The Home Office is currently spending as much as pounds 20m per year holding asylum-seekers and other would-be immigrants in detention centres and prisons while their cases are dealt with. Despite research by Amnesty International showing that many are wrongly and unnecessarily held, the number of detainees has more than doubled since 1993 - with an associated increase in costs. And yet ministers are unable to state what, if any, benefit has been achieved by this increased expenditure. Why? Because, according to officials, there has been no attempt to measure it. But this does not deter ministers from building more detention centres.
Similarly, the next stage of the Home Secretary's attempt to win votes by pandering to xenophobic fears and prejudices, a further erosion of the rights of asylum-seekers, will reportedly include a substantial extension of the scope of the truncated and supposedly accelerated procedure introduced for certain types of asylum cases in 1993. The ostensible aim of this "fast-track" procedure was to save time and money by screening out asylum cases that, in the view of the Home Office, do not merit full examination.

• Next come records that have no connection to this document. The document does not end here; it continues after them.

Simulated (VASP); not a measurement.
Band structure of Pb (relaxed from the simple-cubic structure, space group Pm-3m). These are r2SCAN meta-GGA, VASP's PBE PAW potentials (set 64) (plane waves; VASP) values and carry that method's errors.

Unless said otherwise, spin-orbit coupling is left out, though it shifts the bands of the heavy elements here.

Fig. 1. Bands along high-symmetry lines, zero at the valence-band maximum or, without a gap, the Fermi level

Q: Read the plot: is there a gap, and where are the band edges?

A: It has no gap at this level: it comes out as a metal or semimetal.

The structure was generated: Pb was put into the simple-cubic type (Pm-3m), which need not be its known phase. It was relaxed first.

And yet our research demonstrates that this procedure simply doesn't work. Not only is it unduly prone to delay, but it is so unfair and impracticable that in the overwhelming majority of cases the Home Office is ultimately obliged to admit the applicant to the full procedure and start all over again. The planned extension of the scope of this "fast-track" procedure, therefore, can only result in even greater profligacy. But, again, such detail appears not to concern the Home Secretary.
Perhaps it is time that Mr Howard's cabinet colleagues asked him to provide some facts, rather than mere speculation.